Since ship operating costs are a major influence on the selection of propulsion machinery, there is now a new and ever increasing demand by United States shipowners for these large efficient slow speed diesel engines which can burn a variety of lower grade fuels.

Allis Chalmers and other U.S. manufacturers have the capability and facilities to partially manufacture low speed diesel engines, but this in itself is not sufficient to establish a United States industrial base. To do this, H.R. 4769 must establish an incentive for United States shipowners to place orders for this equipment with qualified U.S. suppliers. We propose that section 505, and any section granting U.S. Government subsidy financing, or any other form of Government support, require that the ship propulsion machinery be of U.S. manufacture with no more than 50 percent of its content, components, and/or accessories of foreign origin.

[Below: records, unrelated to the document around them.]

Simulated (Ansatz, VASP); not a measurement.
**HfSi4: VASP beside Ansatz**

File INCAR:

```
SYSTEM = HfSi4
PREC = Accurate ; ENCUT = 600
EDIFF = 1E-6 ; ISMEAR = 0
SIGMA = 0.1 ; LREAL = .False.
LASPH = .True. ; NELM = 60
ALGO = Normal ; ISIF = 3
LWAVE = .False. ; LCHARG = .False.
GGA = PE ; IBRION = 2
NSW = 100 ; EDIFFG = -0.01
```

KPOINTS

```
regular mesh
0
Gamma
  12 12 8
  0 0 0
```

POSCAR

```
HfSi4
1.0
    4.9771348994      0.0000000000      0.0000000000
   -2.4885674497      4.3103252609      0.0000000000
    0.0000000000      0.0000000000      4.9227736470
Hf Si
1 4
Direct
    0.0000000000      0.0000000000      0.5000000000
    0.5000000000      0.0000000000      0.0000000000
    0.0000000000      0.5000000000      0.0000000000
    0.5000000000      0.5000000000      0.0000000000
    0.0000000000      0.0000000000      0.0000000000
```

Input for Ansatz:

We want you to understand our reason for suggesting that no more than 50 percent of the content of each engine can be of foreign origin. This is a modification to the intent of section 505 of the existing Merchant Marine Act of 1936, which

requires 100 percent U.S. content and is entirely different than the 50-percent wording included in the revised draft of H.R. 4769 which would allow complete foreign sourcing of the engine. With the suggested wording, several United States manufacturers can immediately enter this new industry with existing facilities without Government subsidies. Once the business potential has been established, they, the manufacturer, will invest their own capital to expand their capability to produce a larger percentage of the material required and establish an industrial base to better serve their customers.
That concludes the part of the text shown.